The first two episodes of Volume 5 are a little bit uncharacteristic of the usual Ghost in the Shell emotional range. In episode 17, the Major travels to Taiwan in search of more info about Kuze, but instead surrenders to her maternal instincts by stepping in between a teenage boy and a local gang war. The next episode features Batou as the main star as he and the Major are taken away from the Kuze case to help an international effort succeed in nailing an infamous terrorist bomber. Batou begins to become attached to a young handicapped girl who mysteriously seems to be looking right at him, even when he's in camouflage mode, which should render him invisible to the naked eye. Even though Kuze was a member of the Individual Eleven, which wanted to drive all refugees out of Japan, it seems he's switched sides now, and is the main driving force of the rapidly escalating insurrection of the refugees. When Section 9 gets wind that Kuze wants to get his hands on atomic weapons, the stakes get dramatically higher!
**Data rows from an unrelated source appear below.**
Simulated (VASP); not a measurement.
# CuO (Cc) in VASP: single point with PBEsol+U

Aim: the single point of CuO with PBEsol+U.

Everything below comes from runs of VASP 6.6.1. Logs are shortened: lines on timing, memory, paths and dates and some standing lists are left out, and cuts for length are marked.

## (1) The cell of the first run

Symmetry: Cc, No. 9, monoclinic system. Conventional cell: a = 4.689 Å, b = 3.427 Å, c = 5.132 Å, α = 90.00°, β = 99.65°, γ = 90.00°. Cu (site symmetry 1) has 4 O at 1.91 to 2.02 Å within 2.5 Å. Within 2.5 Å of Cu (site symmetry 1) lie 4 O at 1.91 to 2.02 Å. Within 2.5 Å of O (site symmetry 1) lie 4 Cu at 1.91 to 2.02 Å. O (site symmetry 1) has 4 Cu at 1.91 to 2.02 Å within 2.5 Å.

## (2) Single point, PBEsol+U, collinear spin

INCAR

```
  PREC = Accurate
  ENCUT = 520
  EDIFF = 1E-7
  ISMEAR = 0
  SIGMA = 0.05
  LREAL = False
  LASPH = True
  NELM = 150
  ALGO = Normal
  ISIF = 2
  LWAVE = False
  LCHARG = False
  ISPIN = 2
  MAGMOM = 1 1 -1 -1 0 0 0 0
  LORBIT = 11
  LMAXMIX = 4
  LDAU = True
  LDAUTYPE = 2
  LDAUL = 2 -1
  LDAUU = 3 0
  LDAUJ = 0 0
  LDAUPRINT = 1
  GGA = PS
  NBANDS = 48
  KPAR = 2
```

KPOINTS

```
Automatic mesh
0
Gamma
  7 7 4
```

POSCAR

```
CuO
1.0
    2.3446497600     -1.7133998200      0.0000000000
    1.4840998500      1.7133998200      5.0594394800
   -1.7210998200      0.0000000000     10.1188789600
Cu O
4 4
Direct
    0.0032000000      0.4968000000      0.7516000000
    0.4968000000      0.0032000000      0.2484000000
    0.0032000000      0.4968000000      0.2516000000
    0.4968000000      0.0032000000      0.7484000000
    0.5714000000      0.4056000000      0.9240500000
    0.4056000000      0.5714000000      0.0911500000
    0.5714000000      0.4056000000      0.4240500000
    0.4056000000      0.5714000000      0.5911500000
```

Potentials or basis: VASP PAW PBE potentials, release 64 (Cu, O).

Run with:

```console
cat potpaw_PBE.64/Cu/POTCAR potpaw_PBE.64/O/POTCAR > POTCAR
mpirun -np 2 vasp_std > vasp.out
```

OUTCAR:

This series gets better and better, even outshining the first season since 2nd Gig is dealing with an issue that is really upfront and center in the US right now. If you've made it this far, then you'll know just how amazing the writing is on this show. Even after all the years spent with these characters, you can still find nuances in their reactions and be charmed that no matter how mechanized their bodies become, their "ghost" still remains and makes them human, even the Major, whose body is full prosthetic! The art and animation is the best I've ever seen in a TV anime, and you have to marvel at how they pulled off the budget to make it. Classic stuff.
Extras: Interviews with Japanese voice actors who play Motoko, Batou, Togusa, Borma, and the director Kenji Kamiyama.